N.B. forms task groups for agriculture plan

Ideas coming out of New Brunswick’s Agriculture Summit will be distilled by six task groups into recommendations for the round table that drafts the province’s agriculture plan.

Ag Minister Ron Ouellette on Friday announced that 104 New Brunswickers, volunteers from across all sectors of the farming and agri-food industries, have organized into six new temporary task groups and held their first meetings this week.

The task groups’ formation is phase three of four in the provincial government’s ag summit process, with phase four being the round table group.

“The spirit of collaboration within the agricultural community brought on by the summit will continue with the task groups as they engage in developing a transformational framework for agriculture in the province,” Ouellette said in a release, referring to the New Brunswick Agriculture Summit he and his federal counterpart Gerry Ritz chaired in early April in Fredericton.

“This framework will set a new course for agriculture by ensuring that it remains a cornerstone of New Brunswick’s economy, and fully participates in the goal of achieving self-sufficiency.”

The task groups are assigned to further analyze and develop recommendations stemming from the ideas and suggestions that came from the summit, which have been grouped under six themes: infrastructure; people; innovation/research and development; profitability; marketing (local and export); and land and environment.

Industry representatives will chair and lead the task groups, with help from provincial ag department staff in co-ordinating them.

The temporary groups will present their recommendations to the permanent round table on agriculture that will be tasked with helping to develop the strategic plan for New Brunswick’s ag sector, which includes over 2,700 farms and about 100 processors.

“With the financially troubled times we are facing, it is critically important that we get this next step done right for the future of agriculture and the rural communities of New Brunswick,” said Ron English, president of the Agricultural Alliance of New Brunswick, in the province’s release.

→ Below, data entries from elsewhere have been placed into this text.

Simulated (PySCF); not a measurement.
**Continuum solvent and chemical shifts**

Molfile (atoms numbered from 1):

“By working together through this process, farmers will contribute to the development of a healthy agricultural industry in New Brunswick, one in which they can be assured of earning a decent income while providing the residents of this province with a reliable, healthy, and safe supply of food, now and in the future,” said president Jean-Eudes Chiasson of the National Farmers Union in New Brunswick, also in the province’s release.